In the rules of procedure for the board of directors, the instructions for the CEO and the instructions for financial reporting, all of which have been adopted by the board of directors, the allocation of the roles and responsibilities have been stated to contribute to an effective management of the company’s risks. The board of directors has also established an audit committee whose tasks mainly include to monitor the effectiveness of the company’s internal control, internal audit and risk management, to be informed about the audit of the annual report and consolidated financial statements, and to review and monitor the auditor’s impartiality and independence.
In addition to the above-mentioned controls, the company has standard operating procedures that govern the control and quality of its drug development (including requirement to its partners participating in drug development). With regards to risk assessments, these are carried out in connection with strategic planning and forecasting work and specific risk sessions are held to identify and quantify as well as evaluate and decide how the identified risks can be managed and, if possible, be eliminated. The presentation of the identified risks shall, as a minimum, be submitted to the board of directors once per year. Within the board of directors, the Audit Committee is responsible for continuously assessing the company’s risks.
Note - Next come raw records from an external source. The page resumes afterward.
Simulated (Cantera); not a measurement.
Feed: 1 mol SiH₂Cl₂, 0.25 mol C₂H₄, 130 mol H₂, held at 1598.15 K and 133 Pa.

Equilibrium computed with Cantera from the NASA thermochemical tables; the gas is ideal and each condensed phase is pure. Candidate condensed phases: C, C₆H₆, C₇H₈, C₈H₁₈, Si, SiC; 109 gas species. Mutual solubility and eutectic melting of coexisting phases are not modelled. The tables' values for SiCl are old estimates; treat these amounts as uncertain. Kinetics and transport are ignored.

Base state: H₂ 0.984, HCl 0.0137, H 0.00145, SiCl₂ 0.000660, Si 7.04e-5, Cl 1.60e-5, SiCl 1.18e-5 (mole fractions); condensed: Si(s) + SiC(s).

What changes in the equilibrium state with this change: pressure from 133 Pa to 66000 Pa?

The board of directors has also adopted a special set of signatory rules and a financial policy. The company also as a manual containing principles, guidelines and process specifications for accounting and financial reporting. The audit committee within the board of directors ensures that the approved principles for financial reporting and internal control are complied with and that regular contact with the company’s auditor is maintained. The responsibility for maintaining an effective control environment and for the day-to-day work on internal control over financial reporting rests with the CEO with assistance from the CFO. The CEO and CFO reports to the board of directors on a regular basis in accordance with the instruction to the CEO and the terms of reference for financial reporting. The board of directors also receives reports from the company’s auditor. Based on Ascelia’s current size and operations, the board of directors has decided not to set up a separate internal audit function.
The risk assessment work also includes identification of risks that may impact the basic requirements for the financial reporting of the company. The risk assessment results in a number of control targets supporting the basic requirements for financial reporting. These control targets aim to ensure that the company meets its objectives for financial reporting. The financial reporting shall be correct and complete, and meet all applicable laws, rules and recommendations, provide a fair description of the company’s business and support a rational and informed valuation of the business. In addition to these three objectives, internal financial reporting shall support proper business decision-making at all levels.
Control activities also comprise a review and follow-up of the company’s governing documents relating to risk management and analysing complex transactions or valuation of assets or liabilities encompassing a significant element of judgement. The board of directors is responsible for internal control and monitoring of the company’s management. This is done primarily by examining the company’s steering documents and identified risk factors.
For example by making corporate governance documents such as internal policies, guidelines and instructions regarding the financial reporting available and known for employees. The board of directors has also adopted an information policy that governs Ascelia’s provision of information.
The CEO also reports on these issues at each board meeting. The audit committee supports the board of directors by preparing activities that assure the quality of the company’s financial reporting. This is partly achieved by the audit committee checking the financial information and the company’s financial controls.